As a consultancy focused on solving the toughest infrastructure and software problems, we constantly find ourselves facing similar architectural challenges on different engagements, where we often repeat the same research effort just to end up with the same conclusions but very different document structure supporting that decision.
Luckily there is a new and better way of capturing this information that takes into account the iterative nature of the project lifecycle and standardises the structure of the produced document - Architectural Decision Records (ADRs).
What is an ADR ?
ADR is a short document describing the intentions, motivation and main forces in play that produced significant architectural decisions and was collaboratively agreed by the engineering team.
Why ADRs?
Let’s be honest, no engineer likes to spend hours producing documentation that no one ever reads - after you’ve presented it to the stakeholders. Typically, it goes out of date shortly after you write it and finally ends up cluttering search results on the company wiki. ADR’s for the rescue!
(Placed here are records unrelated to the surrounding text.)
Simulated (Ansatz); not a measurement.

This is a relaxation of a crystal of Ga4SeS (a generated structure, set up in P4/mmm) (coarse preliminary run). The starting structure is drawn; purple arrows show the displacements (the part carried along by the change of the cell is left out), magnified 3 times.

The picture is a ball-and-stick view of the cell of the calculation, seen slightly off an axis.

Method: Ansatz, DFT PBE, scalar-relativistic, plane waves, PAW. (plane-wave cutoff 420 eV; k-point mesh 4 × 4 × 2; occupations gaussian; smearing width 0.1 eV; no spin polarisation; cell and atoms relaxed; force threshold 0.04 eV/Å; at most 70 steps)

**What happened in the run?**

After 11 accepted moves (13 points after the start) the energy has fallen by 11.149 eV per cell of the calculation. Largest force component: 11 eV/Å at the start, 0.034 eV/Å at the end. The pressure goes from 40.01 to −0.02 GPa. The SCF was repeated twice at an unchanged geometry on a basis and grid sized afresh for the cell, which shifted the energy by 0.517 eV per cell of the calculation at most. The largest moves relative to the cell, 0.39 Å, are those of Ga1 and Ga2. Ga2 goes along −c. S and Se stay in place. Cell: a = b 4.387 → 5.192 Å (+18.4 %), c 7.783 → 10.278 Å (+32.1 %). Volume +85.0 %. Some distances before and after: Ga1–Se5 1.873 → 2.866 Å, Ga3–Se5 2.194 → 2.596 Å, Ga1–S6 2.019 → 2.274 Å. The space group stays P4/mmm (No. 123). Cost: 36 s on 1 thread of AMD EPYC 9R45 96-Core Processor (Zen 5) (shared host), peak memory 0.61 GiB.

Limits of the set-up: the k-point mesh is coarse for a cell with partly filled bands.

ADRs were born out of the need for living documentation that can keep up with the fast developing trend of agile delivery. First introduced by Michael Nygard in late 2011 , ADRs gained quick popularity by being a good fit in the iterative agile delivery process. Rather than produce all documentation upfront - waterfall mode - ADRs allow recording of architectural decisions in real time during project development. Each document is immutable, meaning any change in an existing decision would require the author to append a new document, rather than change an existing one. This builds a log record of why’s and what’s of the project for future users, developers and stakeholders.
Why it makes sense for engineering teams
At CECG’s engagements, we form hybrid teams of CECG and client engineers. ADRs make sense for the engineering teams in which we take part and advocate for them even in the teams that we are not a part of. It is inevitable that as projects evolve over time, the complexity grows linearly at best. ADRs provide a linear history of the architectural decisions.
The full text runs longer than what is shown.